Sunday, October 20, 2002
Local teen's appeal of juvenile fornication conviction heard by Georgia Supreme Court
The Georgia Supreme Court will decide whether to uphold a juvenile court delinquency ruling against a 16-year-old boy for fornication after he was caught having sex with his girlfriend at her Fayette County home in September of last year.
Under Georgia law, an unmarried person commits the misdemeanor offense of fornication when he or she voluntarily has sexual intercourse with another person outside of marriage.
The American Civil Liberties Union, which has come to the defense of the boy identified in court documents as J.M. contends he had a right to privacy and therefore should not have been charged with the crime. The ACLU contends that the Georgia Supreme Court's previous decision to strike the state's anti-sodomy statute should apply here since such laws violate the constitutional right to privacy.
But Assistant District Attorney Jamie Inagawa argues that decision was for "acts committed by adults" and although 16-year-olds can consent to sex in Georgia, they are still considered minors by state law. When the teens were caught having sex, J.M. was in the girl's home without permission of the girl's parents at approximately 3 a.m., Inagawa said.
"Since he was there unbeknownst to the owner of the house ... he has no right to privacy for sexual acts," Inagawa said.
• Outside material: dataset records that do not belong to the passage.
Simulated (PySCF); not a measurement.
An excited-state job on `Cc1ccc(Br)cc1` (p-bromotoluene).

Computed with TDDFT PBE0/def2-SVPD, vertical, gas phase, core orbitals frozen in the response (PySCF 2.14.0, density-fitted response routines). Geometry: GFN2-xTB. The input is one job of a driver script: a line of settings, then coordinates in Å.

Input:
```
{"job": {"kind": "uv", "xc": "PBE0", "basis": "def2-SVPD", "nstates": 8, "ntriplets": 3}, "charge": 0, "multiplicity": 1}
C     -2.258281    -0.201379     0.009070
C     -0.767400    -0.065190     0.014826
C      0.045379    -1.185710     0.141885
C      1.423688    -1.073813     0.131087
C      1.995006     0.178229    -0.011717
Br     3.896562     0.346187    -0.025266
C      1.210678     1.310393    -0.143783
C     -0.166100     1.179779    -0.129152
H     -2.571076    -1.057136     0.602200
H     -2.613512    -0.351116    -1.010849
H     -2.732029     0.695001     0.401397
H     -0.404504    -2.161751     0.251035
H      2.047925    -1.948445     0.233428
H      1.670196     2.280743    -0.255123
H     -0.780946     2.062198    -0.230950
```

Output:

Gerry Weber, an attorney for the ACLU, argues otherwise, noting that the girl invited J.M. over to the house and into her bedroom.
"It was consensual sexual activity by persons legally able to give consent in a private place," Weber said. "... It's one of those government-in-the-bedroom issues."
When the girl's mother entered the bedroom, J.M. escaped through the window, according to court documents. The teens had blocked the door to the girl's bedroom to prevent anyone from entering, Inagawa said.
The court also has to determine whether 16-year-olds can have consensual sex, Inagawa said.
J.M. also was represented by Peachtree City attorney Catherine Sanderson.
The court heard oral arguments on the case Tuesday afternoon, but it is not clear when it may rule on the matter.